RIO DE JANEIRO — South America has never hosted a Summer Olympics. If Rio de Janeiro breaks that streak and gets the 2016 games, the setting could hardly be more spectacular.
Brazilians are promising to transform the region and captivate the world with a well-organized Olympics played out near the city's stunning beaches and famous landmarks.
Rio anxiously awaits the Oct. 2 host-city vote in Copenhagen, especially after gaining front-runner status following a positive evaluation by the International Olympic Committee in its final report on the four finalists for 2016.
Thousands of Cariocas, as Rio citizens are known, are expected to make it to Copacabana beach to watch the IOC announcement, hoping for a big celebration by the Sugar Loaf mountain and the Christ the Redeemer statue.
Competing against Chicago, Madrid and Tokyo, the city gained IOC praise for having strong public support, financial guarantees from all levels of government and experience from successfully hosting the Olympic-style Pan American Games in 2007. Brazil also will host the 2014 World Cup.
In addition, Rio is boosted by Brazil's stable economy and the full support of charismatic President Luiz Inacio Lula da Silva, who is expected to be in Copenhagen along with soccer great Pele, former FIFA president Joao Havelange, world-record holding swimmer Cesar Cielo and dynamic bid president Carlos Arthur Nuzman.
"Rio is ready and Brazil is ready," Silva said recently. "For Brazil, hosting the 2016 Olympic and Paralympic Games would be not only an honor, but also a wonderful way to catalyze social transformation in our country and in South America."
Speaking in New York on Tuesday, Silva was even more blunt.
"No other city needs to host an Olympics," he said. "Brazil needs it."
Never has a South American nation hosted the Olympics, and the only time Latin America got it was in 1968 with Mexico City.
"This is one element that might play a role," IOC president Jacques Rogge said. "Is it a big role, is it a lesser role? This is up to each IOC member to decide."

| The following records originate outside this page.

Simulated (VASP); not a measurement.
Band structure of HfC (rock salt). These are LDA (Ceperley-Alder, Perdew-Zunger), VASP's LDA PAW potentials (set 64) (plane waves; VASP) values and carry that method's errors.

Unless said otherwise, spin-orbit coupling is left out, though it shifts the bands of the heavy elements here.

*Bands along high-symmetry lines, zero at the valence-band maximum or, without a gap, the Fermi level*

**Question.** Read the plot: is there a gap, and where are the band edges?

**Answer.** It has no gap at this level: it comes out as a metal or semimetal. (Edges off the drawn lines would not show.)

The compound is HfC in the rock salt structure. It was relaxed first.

The IOC report complimented Rio for seeing the games as an opportunity to use sport as a "catalyst for social integration" and for embracing the idea that they can transform the region and leave "a lasting and affordable legacy."
Rio also is hoping to gain points with its unrivaled natural beauty and fun-loving people. Officials point to a recent Forbes magazine survey that shows that Rio is the happiest city in the world. The city's Olympic vision is developed around the "Live your passion" theme, based on celebration and transformation.
But even though Rio has a lot in its favor and received the least direct criticism in the IOC's report, there is one major issue that puts the city behind its three competitors – security.
The IOC noted that Chicago, Madrid and Tokyo are "capable of providing the level of security and safety required for the games," but made no such mention about Rio.
The report said violence is a concern and recognized the city faces safety challenges. And even though it said Brazilian officials have been successful reducing crime in Rio recently, violence in the country's second-biggest city continues to make local headlines almost on a daily basis.
Rio officials, however, are quick to point out that violent crime is worst in the slums, where they're trying to get control of the problem.
In addition, bid supporters say the city is used to successfully hosting major events, including international conferences, a New Year's celebration that attracts about 2 million people and its famous Carnival party.
The 2007 Pan Am Games is always mentioned as a success story, when no significant incidents were reported among participants and the 700,000 visitors. And the fact FIFA has chosen Brazil to host the World Cup is seen as a vote of confidence.
"The Pan American Games are a reference for us," said Brazil's sports minister, Orlando Silva. "Rio showed technically that it can host the (Olympic) games. We showed that it is possible."
The World Cup is seen by the IOC as both positive and negative for Rio's bid. It will help Brazil's preparation, but at the same time it will create marketing challenges.
Other concerns surrounding Rio's bid include a shortage of hotel rooms and challenges to guarantee effective transportation to visitors and participants, although officials say all that has to be solved ahead of the World Cup.
In addition, some local critics say funds from Rio's Olympic budget of more than $14 billion – the largest among the four finalists – would be better spent on the city's pressing social, education and security needs.
Yet Brazil might be in best position economically among all four bidders, having been judged by some as the least affected by the global crisis.
Most of the venues are already in place, and the majority of the competitions would take place by some of the city's upscale beaches. The opening and closing ceremonies would be held at Maracana stadium, while the athletics events would be at the Engenhao stadium, which was built for the Pan Am Games and would have its capacity temporarily increased from 45,000 to 60,000.
Rio officials remain extremely confident, saying the positives by far outweigh the negatives. Bid leader Nuzman – who is an IOC member – has been instrumental, and his lively presentations promoting the city have gained popularity among IOC members, which could be decisive.
Put it all together – the natural beauty, the facilities, the personalities, the chance to make history – and it's indisputable that Rio is a top contender, with a better chance of hosting the games than the first three times it tried, in 1936, 2004 and 2012.
"The Olympic Games in Rio is not just another event. It will be 'the event.' It will be a transforming occasion for a city, for a country and to engage a continent," said Carlos Osorio, secretary general for Rio's bid. "There's no doubt about it. The historic decision is Rio and Brazil. The others were historic at their time. Now, we believe it's our time."